I’m sure a lot of us have lingering memories, nostalgic and otherwise, of moments in life that have involved transportation. Whether it be a memorable road trip with friends, or perhaps a hot summer drive through the hills of a beautiful green countryside, while you sat, a young child admiring sunset from the passenger side window of an old rusted pickup truck. Imagine that after all of this time gone by, with each passing year these same vehicles have become forgotten, tossed away into a rusted pile, only to be taken over by time, while nature sits closely, consuming these memories.
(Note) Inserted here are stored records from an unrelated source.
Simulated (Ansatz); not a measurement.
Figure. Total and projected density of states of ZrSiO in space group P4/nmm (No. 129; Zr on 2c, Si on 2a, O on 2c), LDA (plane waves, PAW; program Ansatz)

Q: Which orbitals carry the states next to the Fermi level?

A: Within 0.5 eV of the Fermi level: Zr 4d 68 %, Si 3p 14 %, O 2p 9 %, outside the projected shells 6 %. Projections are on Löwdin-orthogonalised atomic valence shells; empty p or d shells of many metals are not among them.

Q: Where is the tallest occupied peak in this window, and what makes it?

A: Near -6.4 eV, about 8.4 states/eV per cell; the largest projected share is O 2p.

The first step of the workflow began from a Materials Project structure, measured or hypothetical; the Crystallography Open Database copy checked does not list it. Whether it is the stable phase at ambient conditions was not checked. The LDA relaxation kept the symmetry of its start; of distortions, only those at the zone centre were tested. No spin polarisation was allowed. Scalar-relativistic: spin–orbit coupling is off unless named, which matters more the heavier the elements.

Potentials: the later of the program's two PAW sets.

This is exactly what has become of much transportation, as it is tossed into the dirt. Through the air, rail, road, water, cable, pipeline and space, we have built various methods to transport and trade goods, as well as move ourselves from one place to another, developing civilizations and helping us to see the world.
Forgotten aircraft can have a diverse history, from dark to strangely intriguing. Some of these planes had once flown a war zone taking lives, maneuvering high through destruction and chaos, but now sit buried beneath layers of rust, dirt and dust. As I wander into the middle of a quiet field, I find a lonely car, between 1930s and 1940s in age, becoming an open host to nature’s beautiful destruction, transforming it from inside out into a metal jungle.
During the time of wagon roads, Dr. J.W. Carhart invented the very first steam-powered carriage-sized automobile suitable to run on them in 1871. This left the state of Wisconsin intrigued to find a practical substitute for the use of horses. It was noted that the vehicle must maintain an average speed of more than 5 mph over a 200-mile long course. On July 16, 1878, the first city-to-city automobile race had begun, starting in Green Bay, Wisconsin and ending in Madison. Two of seven registered vehicles had competed, one from Green Bay, one from Oshkosh. While the vehicle from Green Bay maintained a greater speed, it had broken down before completing the race. The opposing car finished the 200-mile course in 33 hours and 27 minutes, yielding an average speed of six miles per hour.
Another thing that I feel a need to bring attention to is the fact that a lot of people tend to think that an electric car is some type of newer, futuristic invention. “Oh my, a car that runs on electricity!” While in reality, the first electric car of the world, the Flocken Elektrowagen, was invented by German inventor Andreas Flocken in 1888. Electric cars were actually largely popular between the late 19th century and early 20th century, with electricity being among the preferred methods for automobile propulsion, providing much greater ease of operation that could not at the time be achieved by gasoline cars available. A short time later, advances were made in internal combustion technology, including the electric starter, pushing these advantages further down the ladder. Gasoline cars were attaining a much greater range, with quicker refueling times. A growing petroleum infrastructure lead to a mass production of gasoline vehicles by companies like the Ford Motor Company, reducing the cost nearly by half in comparison to electric cars, which is still pretty similar to current day price difference. With the constant dropping, dropping, dropping of the use of electric propulsion, the United States had effectively removed it from its markets by the 1930s. In recent years, with all of these concerns over the environmental destruction due to gasoline cars, there has been a rise in the interest of electric vehicles. Though these had been reintroduced in the late-1990s, during that time, this was a miserably failed reappearance. Currently, it seems like they may be here to stay for a little while longer.
So what is to become of these once very much-needed machines? Something that was used on such a constant basis is now becoming nothing more than a mechanical plant pot, and though it spawns a fascinatingly altered scene, can you imagine buying a car simply to shape it into one of these?
Vehicles are lined up as if traffic had stopped, a never-ending rush hour. People have walked away from buses, from trains; things have been forgotten in garages and driveways, fields and factories. I’m always searching, looking for the things that most have forgotten or would not even care to bother with, usually leading me to strange, yet amazing places like these. Mother nature continues to consume our “trash” into a part of itself; shaping it as if it were a sporadically devised sculpture, where the wild world paints itself over these forgotten artifacts of human life. Long after we are gone, what will be left to remember us by? Some scraps, perhaps a cell phone or two?
I have witnessed these flares, in the sky…meteors so large that they could wipe out our entire existence…I have seen the glow of the universe presenting itself, radiating around me, even if for just a short moment…I have observed some wild, wild things…but I am still puzzled when confronted with a scene of such foolish forgetfulness.